Cost of greater than 1, is there an error?
-
16-10-2019 - |
문제
I'm computing cost in the following way:
cross_entropy = tf.nn.softmax_cross_entropy_with_logits(y, y_)
cost = tf.reduce_mean(cross_entropy);
For the first cost, I am getting 0.693147, which is to be expected on a binary classification when parameters/weights are initialized to 0.

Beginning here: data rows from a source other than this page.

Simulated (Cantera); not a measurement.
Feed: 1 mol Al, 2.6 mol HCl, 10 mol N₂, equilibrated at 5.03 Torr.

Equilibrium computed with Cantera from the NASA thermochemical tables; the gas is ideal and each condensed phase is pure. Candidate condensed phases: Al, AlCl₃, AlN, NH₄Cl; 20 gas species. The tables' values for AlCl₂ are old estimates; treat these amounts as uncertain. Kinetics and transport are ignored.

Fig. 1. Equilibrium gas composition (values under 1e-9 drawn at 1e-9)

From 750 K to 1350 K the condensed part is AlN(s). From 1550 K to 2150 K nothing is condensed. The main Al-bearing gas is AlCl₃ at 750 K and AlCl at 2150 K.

I am using one_hot labels.
However, after completing a training epoch using stochastic gradient descent I am finding a cost of greater than 1.
Is this to be expected?
해결책
The following piece of code does essentially what TF's softmax_cross_entropy_with_logits
functions does (crossentropy on softmaxed y_
and y
):
import scipy as sp
import numpy as np
def softmax(x):
e_x = np.exp(x - np.max(x))
return e_x / e_x.sum(axis=0)
def crossentropy(true, pred):
epsilon = 1e-15
pred = sp.maximum(epsilon, pred)
pred = sp.minimum(1-epsilon, pred)
ll = -sum(
true * sp.log(pred) + \
sp.subtract(1,true) * \
sp.log(sp.subtract(1, pred))
) / len(true)
return ll
==
true = [1., 0.]
pred = [5.0, 0.5]
true = softmax(true)
pred = softmax(pred)
print true
print pred
print crossentropy(true, pred)
==
[ 0.73105858 0.26894142]
[ 0.98901306 0.01098694]
1.22128414101
As you can see there is no reason why crossentropy on binary classification cannot be > 1 and it's not hard to come up with such example.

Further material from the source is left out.